August 2, 2017

Bayesian Logistic Regression in Python using PYMC3

In my last post I talked about bayesian linear regression. A fairly straightforward extension of bayesian linear regression is bayesian logistic regression. Actually, it is incredibly simple to do bayesian logistic regression. If you were following the last post that I wrote, the only changes you need to make is changing your prior on y to be a Bernoulli Random Variable, and to ensure that your data is binary. Once you have done that, you are done.

But what if your goal is a little bit deeper than that. One of the really cool things about logistic regression is that you can view it as a latent variable set up. Where you model utility of a decision as a latent variable, and have a decision boundary influenced by this latent variable. This leads, in general terms to the random utility models that underly things like conjoint analysis in the marketing world, and choice experiments in the economics world.

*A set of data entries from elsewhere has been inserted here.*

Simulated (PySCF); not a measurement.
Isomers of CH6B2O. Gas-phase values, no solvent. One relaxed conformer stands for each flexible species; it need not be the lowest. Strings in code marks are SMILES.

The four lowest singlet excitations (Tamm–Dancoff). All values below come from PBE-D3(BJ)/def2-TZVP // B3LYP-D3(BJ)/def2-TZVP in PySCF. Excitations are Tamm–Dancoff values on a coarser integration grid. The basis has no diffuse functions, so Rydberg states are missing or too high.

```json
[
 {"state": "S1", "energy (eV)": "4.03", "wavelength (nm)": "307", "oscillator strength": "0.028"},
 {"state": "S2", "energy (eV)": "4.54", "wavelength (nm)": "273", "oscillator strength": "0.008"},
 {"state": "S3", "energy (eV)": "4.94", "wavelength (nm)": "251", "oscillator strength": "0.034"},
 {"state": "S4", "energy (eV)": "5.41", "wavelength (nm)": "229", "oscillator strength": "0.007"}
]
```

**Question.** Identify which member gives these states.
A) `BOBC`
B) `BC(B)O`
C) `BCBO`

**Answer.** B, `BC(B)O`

One of the things that always kind of bugged me was that I was modelling this latent variable in a frequentist setting. I thought that it was cool, that you could transform this information into marginal willingness to pay measures. And I spent a fair amount of time in graduate school studying these types of models. The one thing that bugged me though, was that there didn’t seem to be a very good way to estimate the confidence intervals for these willingness to pay metrics. The only way to do it was to use bootstrapping, or one of its variants. It felt kind of clunky to me. It was easy to get point estimates but if you wanted to say that the average willingess to pay was greater than some amount, it felt downright painful.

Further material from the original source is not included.